The theory of the chain fountain revisited

TL;DR

This paper revisits the chain fountain phenomenon, demonstrating that chain inertia alone explains the effect without the need for 'kicks', and provides a model consistent with energy and momentum conservation validated by experiments.

Contribution

The paper presents a revised theoretical model showing that chain inertia suffices to explain the fountain effect, eliminating the need for 'kicks' and aligning with conservation laws.

Findings

Chain inertia explains the fountain effect without 'kicks'.

Energy and momentum are conserved in the model.

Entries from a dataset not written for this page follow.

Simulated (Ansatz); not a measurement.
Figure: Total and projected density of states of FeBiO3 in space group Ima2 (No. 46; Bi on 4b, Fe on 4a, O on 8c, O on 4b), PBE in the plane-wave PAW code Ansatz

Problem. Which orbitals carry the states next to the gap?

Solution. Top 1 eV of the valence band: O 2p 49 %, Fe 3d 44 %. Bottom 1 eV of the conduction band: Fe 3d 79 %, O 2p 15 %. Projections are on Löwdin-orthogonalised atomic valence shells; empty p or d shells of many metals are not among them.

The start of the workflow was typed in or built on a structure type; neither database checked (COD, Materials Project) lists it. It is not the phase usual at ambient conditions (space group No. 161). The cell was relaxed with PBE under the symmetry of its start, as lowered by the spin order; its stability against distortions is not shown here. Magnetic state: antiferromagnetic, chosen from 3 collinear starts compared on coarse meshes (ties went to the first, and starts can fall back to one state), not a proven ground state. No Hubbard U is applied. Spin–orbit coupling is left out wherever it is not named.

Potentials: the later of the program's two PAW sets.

Experiments validate the revised model.

Abstract

We analyze the chain fountain effect--the chain siphoning when falling from a container onto the floor. We argue that the main reason for this effect is the inertia of the chain, whereas the momentum received by the beads of the chain from the bottom of the container (typically called ``kicks'') plays no significant role. The inertia of the chain leads to an effect similar to pulling the chain over a pulley placed up in the air, above the container. In the model used before by the majority of researchers (the so-called ``scientific consensus''), it was assumed that up to half of the mechanical work done by the tension in the chain may be wasted when transformed into kinetic energy during the pickup process. This prevented the chain to rise unless the energy transfer in the pickup process is improved by ``kicks'' from the bottom of the container. Here we show that the ``kicks'' are unnecessary and both, energy and momentum are conserved--as they should be, in the absence of dissipation--if one properly considers the tension and the movement of the chain. By doing so, we conclude that the velocity acquired by the chain is high enough to produce the fountain effect. Simple experiments validate our model and certain configurations produce the highest chain fountain, although ``kicks'' are impossible.